After the surrender of Belgium and the escape of the British and French forces from Dunkerque, though without their arms, the further advance of the German armies proceeded exactly in accordance with the ideal Schlieffen plan as developed by General Groener. He had taken into account the possibility of a resumption of French resistance along the line Seine-Oise-Verdun.[vi] He presupposed that the French would protect the crossings of the lower Seine with relatively weak forces. In his view, the weakest link in the French line would be the Oise flank, despite its support by the fortress of Paris. He thought the Germans ought to attack across the Oise and across the Seine at the same time. If in meeting these attacks the French were to weaken their front further to the east, along the Aisne, then the Germans could break through on that front between Soissons and Rheims. If the French neglected to strengthen the Oise-Aisne front, the break-through could be made between Soissons and Creil.

Here we reach a very important point in General Groener's calculations. In order to carry out their manœuvre successfully, the Germans had to be on the heels of the French at the Aisne, but they must be careful not to attack prematurely.[vii] In the Groener plan the German cavalry would reach Rouen and Les Andelys (on the Seine) on the twenty-fourth day of the attack. They would be followed by the infantry, spreading west to Beauvais and beyond. On the twenty-seventh day they would cross the Seine at those points. At the same time, an attack on the fortified Lorraine area from the east would be begun. In the actual event -- in the Battle of France, 1940 -- Beauvais was reached on the twenty-fourth day of the attack. On the twenty-seventh day, the lower Seine was crossed at Rouen and Les Andelys, the points indicated by General Groener.

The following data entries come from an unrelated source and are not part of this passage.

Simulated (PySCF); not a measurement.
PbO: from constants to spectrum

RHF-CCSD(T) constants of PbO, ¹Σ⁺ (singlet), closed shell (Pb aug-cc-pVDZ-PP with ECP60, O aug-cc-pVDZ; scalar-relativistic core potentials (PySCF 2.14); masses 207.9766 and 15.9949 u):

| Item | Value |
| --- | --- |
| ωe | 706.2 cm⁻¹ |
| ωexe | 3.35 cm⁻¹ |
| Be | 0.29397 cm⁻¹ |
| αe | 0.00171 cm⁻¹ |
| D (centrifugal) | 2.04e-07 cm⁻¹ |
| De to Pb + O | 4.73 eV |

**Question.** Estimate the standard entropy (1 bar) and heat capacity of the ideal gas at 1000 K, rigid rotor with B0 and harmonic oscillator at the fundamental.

The French decision to make a final stand on the line Seine-Oise-Verdun came, as already mentioned, too late. Looking ahead, General Groener believed that under conditions like those which prevailed in 1940 even the Marne line would not be tenable. He envisaged a wheeling movement of the German right wing, south and southeast through Dreux and Chartres, and then turning eastward to cut off Paris from Orléans. The plan was carried out to the letter in 1940.

General Groener foresaw that the French Commander-in-Chief would then face a desperate decision. Would he defend the upper Seine, a decision which offered certain advantages if coupled with an attack on the German right wing from the Loire? Or would he sacrifice the whole fortified area in Lorraine and retreat to the Loire and a line running across to the Jura Mountains on the Swiss-French frontier? The decision would depend upon his temperament. A French counter-attack centering on Chartres could slow up the German advance, but Groener was doubtful whether one could be made because of the probable inability of the French to concentrate sufficient forces for the purpose. He thought the best strategy for France would be to take up the Loire-Jura line, as the German armies would be approaching exhaustion and would have to allow the French a breathing-spell in which they might reorganize their forces. In any case, France would be in a stronger position to negotiate an Armistice.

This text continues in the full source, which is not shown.